Dimitri van den Bergh recently appeared on the
Tops & Tales podcast with PDC referee
Huw Ware. The former World Matchplay champion looked back, among other things, on the past year, when he says he “lost himself for a bit”.
Van den Bergh hit a serious dip in 2025 and ultimately decided not to touch his darts for the final months of the year until the World Championship, hoping to start again with a clean slate.
When Ware asked how he looks back on 2025, Van den Bergh was clear with his answer: “Definitely a year of struggles. A year of finding your path again. A year of starting over, taking a step back to come back stronger.”
‘A year of struggles’
He said he lost some of his love for the sport because of what he was going through. “I’m still battling with myself and working with myself to improve. But there was a time I was working against me and instead of doing it the way I needed to do, I was like, ‘I’ve got to walk away because it’s getting too much for me.’”
He later called that decision to take a break and withdraw from a tournament the right choice. In the last months, he has worked hard again, but he emphasised that he mainly wants to see it for himself: “I need to show it to myself again. I don’t need to show the world. The world already knows, but I need to show it myself again.”
Ware referenced the moment in Rosmalen, where Van den Bergh withdrew. Van den Bergh explained how difficult that was. “I cried my eyes out.” He walked up to the PDC staff and said: “Look guys, this might be a shocker, but can you pull me out of the tournament?”
The reaction from those around him stayed with him. “They straight away was asking if I was okay, if they can do something for me, if there’s anything they could do for me that I should let them know that they’re there for me. Like I had so much support and respect and they respected my choice as well.”
And he said something you do not often hear so directly from a top athlete: “I’m not afraid. I’ve got emotions. I’m not afraid to tell him and to show him this is me, the real me. And whoever thinks that I’m soft, that’s okay. I think that I’m a man by showing my emotions.”
He needed to enjoy the sport again, rather than see it as suffering. “It was more suffering than it was enjoying. And darts should be an enjoyment.”
Stepping back to move forward
Van den Bergh has now slipped to 25th on the Order of Merit and is even at risk of falling out of the top 32 this year.
Was that one of the lowest points of his career? “Yeah,” he said. “The lowest moment in my career to actually walk away.” Not because he wanted to stop, but because he needed space. “That step back was not me quitting. That’s the back was me giving me the space and the time to come back stronger and make two steps forwards.”

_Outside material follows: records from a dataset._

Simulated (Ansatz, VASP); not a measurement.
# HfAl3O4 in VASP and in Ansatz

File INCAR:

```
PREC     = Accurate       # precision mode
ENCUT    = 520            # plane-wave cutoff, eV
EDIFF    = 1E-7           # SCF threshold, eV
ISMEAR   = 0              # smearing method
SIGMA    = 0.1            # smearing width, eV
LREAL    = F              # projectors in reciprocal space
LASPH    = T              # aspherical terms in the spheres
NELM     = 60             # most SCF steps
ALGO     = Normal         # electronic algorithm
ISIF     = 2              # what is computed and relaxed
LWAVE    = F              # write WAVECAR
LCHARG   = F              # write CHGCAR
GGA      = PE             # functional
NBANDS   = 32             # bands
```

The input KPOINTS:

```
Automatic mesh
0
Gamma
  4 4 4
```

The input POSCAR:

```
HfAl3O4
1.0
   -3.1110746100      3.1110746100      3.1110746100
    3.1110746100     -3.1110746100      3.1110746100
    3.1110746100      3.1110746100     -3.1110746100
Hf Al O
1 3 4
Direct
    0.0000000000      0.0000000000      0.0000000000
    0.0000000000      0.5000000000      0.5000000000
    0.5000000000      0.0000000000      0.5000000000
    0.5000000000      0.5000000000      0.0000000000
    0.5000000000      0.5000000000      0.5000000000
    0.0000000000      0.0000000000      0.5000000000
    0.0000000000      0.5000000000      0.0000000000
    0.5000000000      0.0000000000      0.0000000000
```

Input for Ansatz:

Since returning, he says he feels better. He is living healthier, taking better care of his body and trying to think more positively. The people around him also see a difference. “Either way, the people around me, my important inner circle, they’re saying that they see a different in me, that they believe in what they see, that they believe in me, that they know that I can do it… and if they say that, I’ll be confident.”
Still, he was honest: to truly believe again, he needs something tangible. “I think I need a good win. I think I need a good game to tell myself this is why you’ve worked hard. This is why you’ve put all the effort in, all the hours in, why you sacrificed all the time.”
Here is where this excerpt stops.